EQUITY

Marginalised Kenya has great potential

A Kenya that is well developed all round would be a much richer country than we can imagine.

In Summary
  • The historically marginalised areas got the Equalisation Fund, which was to last 20 years.
  • Thereafter, it was assumed that the ‘marginalisation’ era from the colonial days would be over if they utilised the funds well.

I have travelled extensively in Northern Kenya in various official capacities or during political campaigns. Many of our current leaders have never been to these places. Every time I would arrive there, the standard question would be ... how is Kenya? On departure, the request would be ... salamia watu wa Kenya. On my tours of the Coast, especially when I was Minister for Lands and Settlements, I would always get a standard comment ... watu wa bara are exploiting us.

These experiences greatly influenced my attitude on how Kenya should develop in future. One, I became convinced that the centralised system of governance would only lead to slow development. I became a strong supporter of the devolved system of governance during the Constitutional Conference at Bomas. Today, even those who were opposed to devolution agree that it is a good system if property administered and if corruption is reduced.

How did we structure funding for the devolved units? First, we had only 14, more viable units unlike the current 47. But it’s probably too late and we have to accept to live with the 47, however uneconomical they may be. We created the Commission for Revenue Allocation as an independent commission in order to remove the excess power that the Treasury held over budget allocations.

Since we did not know how much should be allocated to these devolved units, we settled on a minimum of 15 per cent of Kenya’s locally raised revenues. We left it to practical experience by the budgetary process to fix a maximum at a later date, which is part of the current debate, as it should be.

The CRA was to come up with a formula on how the units would share the funds, and we set up the Senate to review and approve it, in addition to also having an oversight role over the devolved units.

The historically marginalised areas, after several months of negotiations, ended up getting the Equalisation Fund to last for 20 years. That meant Turkana would get the regular allocation plus part of the Equalisation Fund. It would, therefore, end up with more funds than say Kisii or Nyeri for that period.
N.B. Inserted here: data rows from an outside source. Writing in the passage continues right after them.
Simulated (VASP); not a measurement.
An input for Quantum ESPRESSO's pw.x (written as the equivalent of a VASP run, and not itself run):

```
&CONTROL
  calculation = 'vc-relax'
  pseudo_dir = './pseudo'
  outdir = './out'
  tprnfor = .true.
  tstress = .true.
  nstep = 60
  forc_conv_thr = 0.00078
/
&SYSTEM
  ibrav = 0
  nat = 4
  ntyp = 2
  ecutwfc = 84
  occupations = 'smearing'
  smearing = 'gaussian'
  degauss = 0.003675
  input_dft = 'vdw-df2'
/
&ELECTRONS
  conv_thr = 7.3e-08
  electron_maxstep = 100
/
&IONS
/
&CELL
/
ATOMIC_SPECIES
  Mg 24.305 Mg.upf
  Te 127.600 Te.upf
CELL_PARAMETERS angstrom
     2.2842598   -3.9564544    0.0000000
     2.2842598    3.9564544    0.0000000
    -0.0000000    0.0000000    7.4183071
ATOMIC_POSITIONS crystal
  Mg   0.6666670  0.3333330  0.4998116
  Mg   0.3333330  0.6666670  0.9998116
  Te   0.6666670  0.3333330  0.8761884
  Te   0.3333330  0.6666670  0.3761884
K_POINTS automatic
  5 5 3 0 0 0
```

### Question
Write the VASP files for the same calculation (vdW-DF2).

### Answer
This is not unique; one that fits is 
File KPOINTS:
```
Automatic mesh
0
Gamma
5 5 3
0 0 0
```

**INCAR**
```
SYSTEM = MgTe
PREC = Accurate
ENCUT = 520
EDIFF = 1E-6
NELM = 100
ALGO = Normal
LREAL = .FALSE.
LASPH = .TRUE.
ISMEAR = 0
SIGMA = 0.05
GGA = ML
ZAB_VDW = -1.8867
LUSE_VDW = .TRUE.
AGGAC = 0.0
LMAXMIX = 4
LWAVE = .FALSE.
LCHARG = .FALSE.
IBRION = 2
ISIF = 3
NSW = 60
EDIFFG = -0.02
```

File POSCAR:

Thereafter, it was assumed that the ‘marginalisation’ era from the colonial days would be over if they utilised the funds well.

The understanding was that with improved infrastructure and amenities, the areas would be attractive enough for other Kenyans to move and work there. This would lead to opening up of the rest of the 80 per cent of Kenya that has great potential for agriculture along the Uaso Nyiro and Tana river basins; livestock farming, oil exploration and mining in Marsabit, Tharaka and Kitui.

Communities with large tracts of land were reluctant to accept this initially for fear of being ‘taken over’ by the ‘immigrants’. The immigrants tended to be worldly-wise and were likely to take over even the leadership of those marginalised communities as has already happened in some areas. The immigrants tended to mainly come from Mt Kenya, Kisii, Kamba, Luo and Western regions. To get the communities to buy into this idea was not as easy as some people might today assume.

Assuming that the marginalised areas had now made big strides in development, it was obvious that the immigrants would feel more comfortable living and working in those areas. If people can rush to go and live in such desert areas as Dubai because, you imagine how our northern and coastal areas would look like.

It is a known fact that these areas have great wealth potential. A Kenya that is well developed all round, and where one is free to live and earn a living anywhere, would be a much richer country than we can imagine. It would be a country where even people from other countries would want to come and retire to.

There is no question that we can see that there is faster development in the entire country than previously as a result of devolution. But it is also a fact that because of corruption, funds have illegally flowed back to Nairobi from the counties, which was not the intended purpose of devolution. If the marginalised counties get extra funding, they must also promise to utilise them there, and not in Nairobi or abroad.

We may have been wrong at Bomas by coming up with these proposals, but I do not think so. In the short term, the developed areas may feel that they are sacrificing but in the long term, it is the entire Kenya family that will be the beneficiary.

I am confident that the Senate will in the end find a solution to this important issue of sharing the national cake. The formula must not penalise the developed areas, but the marginalised must receive extra funds from an operationalised Equalisation Fund.

The Sh316 billion that we are fighting over is very small. By opening up the rest of Kenya, the national cake will grow and we shall be fighting over Sh1 trillion, which is better for all of us.

Sharing of funds is always a political process, which we should get used to, but not at the expense of our country.